Revealingly Lara continued his talk with the promise that should the bowlers do their bit, the batsmen absolutely would not let them down again.
This insider information was leaked by Malcolm Marshall, chief assassin and now chief coach to the team, and doubtless, not by mistake. Lara's appointment has not pleased everyone, too moody said his critics, too self-interested, so the job is on to make public Lara's commitment to the position and his talent for leadership.
The jobbers need not worry. Lara is on course, even his batting is beginning to bubble and it has not done that for the best part of a year. The most interesting so far of Lara's captaincy idiosyncracies has been his crafty use of Curtly Ambrose and Courtney Walsh. There is an understandable tendency, when you have a very special fast bowler in your midst, to use him too much. This tires the talent, which dilutes his firepower.
Worse still, it turns him from shock bowler to stock bowler which, in its way, is an insult and so aggravates the talent. Lara has spared Ambrose, saving him for defining moments against top-order batsmen and to blow away the tail, which he does with relish. On Saturday Ambrose did not bowl between 10.45am and 2.15pm. When he did, he was fresh and had the maximum effect.
There was talk before the first Test that the sacked captain, Walsh, might not respond to the new captain. Typically of Walsh, his performances have dismissed such stirring, for he is as involved as ever - if differently. Walsh began his career for the West Indies in the role of workhorse, allowing Marshall, Michael Holding and Joel Garner to bowl in bursts. More recently as captain, and with Ambrose injured, Walsh appointed himself strike bowler and returned such heroic figures, especially in Pakistan, that the critics of Lara doubled their adoration of Walsh.
Now Lara has returned Walsh to his former work, tying up an end and bowling those long searching spells on which he thrives and which made his name. Walsh appears interested and relaxed and not to miss the captaincy, which is to his credit and to Lara's as well.
There are other things which have featured Lara as born leader. Thoughtful, unorthodox field settings, such as a short mid-on for Alec Stewart's upright on-side strokes; a short extra cover for Nasser Hussain's sometimes straight-legged driving; eccentric forays down the pitch in mid-over to chat with a bowler twice, which have brought wickets that over; the confident use of Nixon McLean, which tells McLean that he is a wanted, trusted cricketer.
It is true Lara would now admit that he went too far giving McLean and Kenny Benjamin the new ball in the second innings of the previous Test in Trinidad. Imagine that - ignoring Ambrose and still winning the match.
There was the length of time Lara took over the ball-change on Thursday evening, when the stuttering delays interrupted John Crawley's concentration and led to Ambrose shattering his stumps next ball. Stuart Williams' batting has benefited from unconditional encouragement.
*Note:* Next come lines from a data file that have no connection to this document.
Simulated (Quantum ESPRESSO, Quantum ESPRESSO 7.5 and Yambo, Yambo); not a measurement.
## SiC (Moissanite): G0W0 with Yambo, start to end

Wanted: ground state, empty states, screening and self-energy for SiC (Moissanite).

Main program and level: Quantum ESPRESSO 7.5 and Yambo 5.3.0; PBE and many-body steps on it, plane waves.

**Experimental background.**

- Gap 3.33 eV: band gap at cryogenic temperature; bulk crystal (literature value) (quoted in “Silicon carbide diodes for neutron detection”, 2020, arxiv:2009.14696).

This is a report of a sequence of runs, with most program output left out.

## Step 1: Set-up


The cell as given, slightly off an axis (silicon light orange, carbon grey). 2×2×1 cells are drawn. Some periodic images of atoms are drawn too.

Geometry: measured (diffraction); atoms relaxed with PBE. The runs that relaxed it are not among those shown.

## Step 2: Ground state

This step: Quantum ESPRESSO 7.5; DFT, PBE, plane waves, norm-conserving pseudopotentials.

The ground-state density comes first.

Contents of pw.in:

The Williams point is an interesting one because previous accusations against Lara have revolved around the idea that he has his own agenda and is not sensitive to team-mates. In a way this has been unfair, because it has been applied to a man burdened by outrageous success and torn from his origins by the parasites who fawn on him.
Now that he is his own man again and has the respect he craved, he is able to release his natural personality, which is much gentler and more sympathetic than is perceived. His handling of the abandonment of Sabina Park was the work of a master PR man, a slave of the game and a generous opponent.
Beneath all this lies Lara the batsman; the genius, if cricket, as against music or art, say, can have such a thing, whose flame has begun to live again. His scores so far of 55 and 17, 42 and 47 implied a job half done, but they have been done through application on difficult pitches and they indicate his present ethic of contribution to the overall cause rather than the private bank.
He remains as great a master of flare and style as of just making runs and, along with Shane Warne, is the ultimate in modern cricket box office. If through being both, he arouses abnormal expectations it is hardly his fault, for even in these brief innings - and something more substantial is on the way he empties bars and seduces corporates from their lunch.
He has played some strokes, which have caught the breath - the old late-cuts the newly discovered on-drives, the rashly attempted pull shots from good-length bowling, for example, which have stopped West Indian hearts. The point is that both catalysed animated crowd response.
The high open backlift is there, the pure arc of the golfer's follow-through, the sumptuous drives and the subtle deflections, and all made by the co-ordination of hands and fast footwork.
Brian Lara has lost nothing except, for a time, his way. The captaincy has given it back, given him focus and ambition.